Musa is 21 months old today and it’s surreal to think that just last year, Musa was a baby just like Umar. I mean, this time last year he was wearing onesies like Umar and today he is in jeans and shirt, and soon, seeing him in school uniform is gonna rip my heart apart 💔
I was trying to put Musa to sleep today, and usually he would fall asleep by himself as I pretend to sleep next to him.
But not today. Boy oh boyy, today was a whole different ballgame altogether.
“Musa, let’s go to sleep!” I said, and laid him on the bed next to me. As I closed my eyes and pretended to sleep, he sat upright and hid under the comforter.
“Cak Aaa ibu!” he said as he lifted the comforter over his face, revealing himself to his supposedly-sleeping-mom.
Okkkayyyy, that was cute and almostttt made me smile, I thought. I could already imagine his hugeee grin as he did that but I'm pretending to sleep here so I kept a cool front and chose not to respond.
After multiple Cak-Aaas and realizing he’s not getting a response from me, he stopped trying and lay back next to me.
Ahh…he got the message! I thought to myself, proud that I didnt cave in – eyes still closed all.
Suddenly I felt his little fingers tracing my face.
Uhoh…this only goes one way.
And true to my suspicion, Musa started poking my nostrils and my eyes with his little fingers. It reaaaalllyyy annoys me whenever he does that and today was no exception.
“Ouch Musa, that was painful…stop it please” I said as I pulled his fingers away from my face – eyes still closed.
“Tak nakkk”he wailed and started crying.
And here I thought I was the hurting one -____-
As his crying grew louder, I gave up on my Oscar award, opened my eyes and comforted him. Seeing him a little calm, I tried my chance yet again.
“Good night Musa” I said even though its 12 noon outside and the sun is shining bright 😂
He was not asleep of course.
“Horse?” he asked me.
I looked at him confused. “Where?” I replied
“Horse!” he said again with a big smile. The next thing I know he climbed and rocked himself on me, calling this woman who gave birth to him “Horse” over and over again
This peek-a-boo, poking and horse game/business went on for 45 minutes and I was about to give up on putting him to sleep.
“Okay fine Musa, if you don’t want to sleep, what do you want?” I asked my son who, at this point, was jumping up and down like a monkey on the bed.

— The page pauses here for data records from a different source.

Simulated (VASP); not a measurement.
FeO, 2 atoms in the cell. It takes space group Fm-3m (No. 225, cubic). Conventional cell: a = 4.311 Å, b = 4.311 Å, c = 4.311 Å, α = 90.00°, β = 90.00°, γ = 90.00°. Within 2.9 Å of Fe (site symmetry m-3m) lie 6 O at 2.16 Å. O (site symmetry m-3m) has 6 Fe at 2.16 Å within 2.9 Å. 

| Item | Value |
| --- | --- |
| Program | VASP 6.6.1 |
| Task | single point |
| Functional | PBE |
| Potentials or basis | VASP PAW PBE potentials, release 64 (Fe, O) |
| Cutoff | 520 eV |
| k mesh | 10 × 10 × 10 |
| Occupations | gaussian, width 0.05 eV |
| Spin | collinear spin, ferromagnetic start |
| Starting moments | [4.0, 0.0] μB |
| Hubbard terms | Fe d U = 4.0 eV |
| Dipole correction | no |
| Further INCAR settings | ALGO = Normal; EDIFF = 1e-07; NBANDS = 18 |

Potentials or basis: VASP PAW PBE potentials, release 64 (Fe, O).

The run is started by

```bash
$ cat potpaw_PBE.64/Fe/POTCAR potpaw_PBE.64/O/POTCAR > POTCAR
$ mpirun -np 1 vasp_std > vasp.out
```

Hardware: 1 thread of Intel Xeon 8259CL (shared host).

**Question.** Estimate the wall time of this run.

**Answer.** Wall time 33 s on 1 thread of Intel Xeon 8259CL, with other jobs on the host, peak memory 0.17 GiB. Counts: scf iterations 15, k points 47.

Seriously, what did you have for breakfast little man....5 packs of ice cream???
Musa stopped jumping and looked at me. To my surprise, he crawled over and positioned himself on my lap, and immediately my heart melted when I realised what he was doing.
He wanted me to cradle him on my lap as how I would nurse Umar to sleep, guysss!
Believe it or not, I haven’t hold him in this position for a longggg time, because he naturally stopped nursing when I got pregnant with Umar. It was so overwhelming when I realized how much he has grown. He is so, so much bigger and heavier now. His legs sprawled over and he was clearly too big to be in this position. And yet, there he was looking most content on my lap and in five minutes, his eyes closed as I rocked him to sleep.
The room felt so much quieter and suddenly I felt a lump on my throat as I watched him sleep. This time last year, I would hold him in this position and nurse him to sleep just as I did Umar and yet today he has clearly overgrown this position. For a few minutes I just sat there and enjoyed my moment rocking Musa to sleep, reminiscing the days when I would nurse my little boy to sleep.
It was the most peaceful, content five minutes of my life just watching him sleep, recalling how he crawled over to my lap minutes ago. I guess some moms would agree with me when I say that one of the most treasured memories of a mother is seeing your kid wanting and needing you over the smallest thing, like you're the most important thing in their life...because you really are.
Today he may have overgrown my lap, but at least he still wants to lie there and be cuddled to sleep. Someday he will no longer want this and that would be the day I'll be on MC, hide myself in the toilet and cry myself to sleep.
Seriously why do kids grow up so fast??! Somebody give me a Pause button for Life, please!